I've never actually set foot in Kyrgyzstan but I have stood on the flatland in Kazakhstan and gazed awestruck up into to the Tian Shan mountains, ready to believe those who say they rival the most beautiful anywhere in the world, and disposed to lament that the Kyrgiz people haven't been able to exhibit the knack for effective collective action so necessary to turn a gaggle of warring tribes into a functioning state.
I suppose you could say there is really no reason to expect Kyrgyzstan to become the Switzerland of Central Asia, but then there is no reason to have expected Switzerland to become the Switzerland of Europe. A successful polity requires, not least, an extraordinary stroke of good luck.

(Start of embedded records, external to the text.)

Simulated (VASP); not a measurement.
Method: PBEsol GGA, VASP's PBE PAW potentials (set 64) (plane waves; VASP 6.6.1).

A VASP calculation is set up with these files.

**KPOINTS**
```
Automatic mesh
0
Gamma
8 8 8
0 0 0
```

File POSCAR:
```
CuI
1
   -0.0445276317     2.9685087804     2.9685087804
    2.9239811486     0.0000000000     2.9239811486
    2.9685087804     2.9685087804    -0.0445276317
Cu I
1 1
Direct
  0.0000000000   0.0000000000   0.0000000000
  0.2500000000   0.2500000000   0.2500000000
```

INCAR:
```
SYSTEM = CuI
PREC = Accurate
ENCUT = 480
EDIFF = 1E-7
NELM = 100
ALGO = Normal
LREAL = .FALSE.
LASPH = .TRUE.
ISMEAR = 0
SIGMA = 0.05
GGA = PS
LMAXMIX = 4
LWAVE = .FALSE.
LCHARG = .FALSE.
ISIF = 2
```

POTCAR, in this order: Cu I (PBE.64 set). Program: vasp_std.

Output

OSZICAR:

As I follow the news of the current coup (if it is that) in Bishkek, I haven't heard anybody take of the fact that this is actually the second, ahem, disorderly change of government in Kyrgyzstan in recent years. The last guy,Askar Akayev, was thrown out in 2005. The point man in that upheaval was Kurmanbek Bakiyev who was himself sent scampering last week. Bakiyev's lot successfully billed it as "the Tulip Revolution" but there was never anything particularly floral about it, and it seems that Bakiyev was attempting to face down civil unrest almost from the beginning.
Akayev had sought to present himself as a westernizer; analogies to Switzerland were not absent from his rhetoric. But by all accounts, in time he came to settle in as one of those familial autocrats that dominate so much of political life in Central Asia. Per Wiki he is now math professor in Moscow. Maybe Bakiyev should pray for such luck.